Last week, presidential candidate Senator Marco Rubio concluded a presentation by giving his audience "a dark assessment of liberal arts colleges as 'indoctrination camps.'" This is a troubling notion and might indicate that it is now open season to insult schools like Whitman College where I am fortunate to work.

However, despite sporadic and press-grabbing sound bites like the senator's, this year Americans will witness powerful and meaningful positive developments on our campuses and from our graduates which will lead to a resurgence of enthusiasm for the broad education that our institutions offer. In fact, I am confident that 2016 will be the year of liberal arts colleges.

I offer the following six predictions for why this is the case:

1. We will become more accessible to more talented young people from more backgrounds, who will share their positive experiences with others

Liberal arts colleges have been creatively finding ways to allow bright and curious teens to better understand the educational and professional benefits that our schools offer, and we will ratchet up those efforts in the coming year. We are inviting a wider array of students, from a wider array of school systems, to our campuses and they are liking what they see. (A recent story about Hamilton College demonstrates one of the many ways in which we are opening up opportunities for high school students to learn about and connect with our communities.)

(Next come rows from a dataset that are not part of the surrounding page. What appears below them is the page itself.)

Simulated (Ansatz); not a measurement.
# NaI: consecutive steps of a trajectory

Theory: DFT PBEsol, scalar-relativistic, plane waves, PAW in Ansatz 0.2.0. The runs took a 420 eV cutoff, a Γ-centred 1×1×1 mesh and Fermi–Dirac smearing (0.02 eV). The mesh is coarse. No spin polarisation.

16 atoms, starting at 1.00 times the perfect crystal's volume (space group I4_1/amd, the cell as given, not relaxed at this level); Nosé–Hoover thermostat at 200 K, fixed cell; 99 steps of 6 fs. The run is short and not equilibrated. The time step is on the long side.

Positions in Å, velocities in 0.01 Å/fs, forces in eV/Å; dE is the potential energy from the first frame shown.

2. Our student protesters will create break-through moments with our administrators and model ways for colleges and universities to address campus tensions

Because of the small and intimate nature of many liberal arts colleges, opportunities exist for effective dialogue between students, staff, faculty and administrators to address concerns about inclusion and diversity that dominated higher education news in 2015. Those conversations, which will be challenging and will in many cases be successful, will model how student protesters can bring their concerns into a respectful dialogue to make real progress on the issues they care about.

3. At the same time, our students will continue to push for needed changes on our campuses and in the society around them, which we will support

President Obama, himself a liberal arts graduate, recently invited college students to continue to voice their critiques of their campuses and to continue to learn about what it means to become leaders of the messy, complex society in which they live. In 2016, last year's student activism will continue, which we recognize as an opportunity for significant student learning. Because liberal arts colleges regard ourselves as creating citizens we want our students to passionately engage with the issues they face. Without opportunities to practice bringing their concerns to those in positions of authority, how will they become skilled at raising these vital questions in less supportive or less friendly contexts?

4. Our graduates will be as conversant with algorithms and big data as they are with Snapchat and Instagram

Liberal arts colleges, with our goal of creating moral citizens and our multidisciplinary approaches to examining problems, are the perfect homes for creative academic initiatives focusing on understanding the implications of our increasingly technologically complex world.

Steve Mutkoski, Director of Government Affairs, Microsoft Worldwide Public Sector, has shared with me that as the tech industry seeks to increase the numbers of students gaining computer science skills during their college years there is an increasing need "to complement that training with discussions of the social and ethical issues that students will encounter as they go out into the world and exercise those skills," which is precisely how our campuses can make unique contributions in this arena.

At Whitman, we recently brought Professor Janet Davis aboard to create a liberal arts computer science initiative which she has been chronicling in her amazing blog. (As full disclosure, Microsoft is helping Whitman launch this initiative.)

5. Philosophy (and other humanities) majors will triumph

Senator Rubio grabbed attention last year with a quip that plumbers make more than philosophy majors and, by implication, have more value to society - an assertion that many financial commentators and economists questioned.

The reality is that philosophy majors will continue to be pursued by employers because they are both intellectually as well as professionally valuable, a truth that has been recognized far beyond the academy. The broad intellectual skills set that liberal arts graduates, including philosophy majors, possess perfectly aligns with what employers say they are looking for when they bring new talent to their workplaces.

6. We will change the higher education "value" debate to focus on benefits other than positive salary trends

Despite the positive lifetime earning trends, a broad liberal arts education, with its emphasis on helping young people become active and engaged learners throughout the entire course of their lives, is not something that can be measured using a pure "dollars and cents" metric. Rather, if it is going to be evaluated, it must be done in a way that acknowledges that this form of education repays a student's initial investment in both earned income over their lifetime as well as in enriched humanity, as I argued last year in a column here.

As the Weekly Standard beautifully put it last week, liberal arts are "good for both mind and pocketbook."

In conclusion, 2016 will be a positive and celebratory one for liberal arts colleges. It will be a year that will remind our nation of the enduring value of studying the world both widely and deeply in order to be able to enjoy as well as contribute to it for the common good.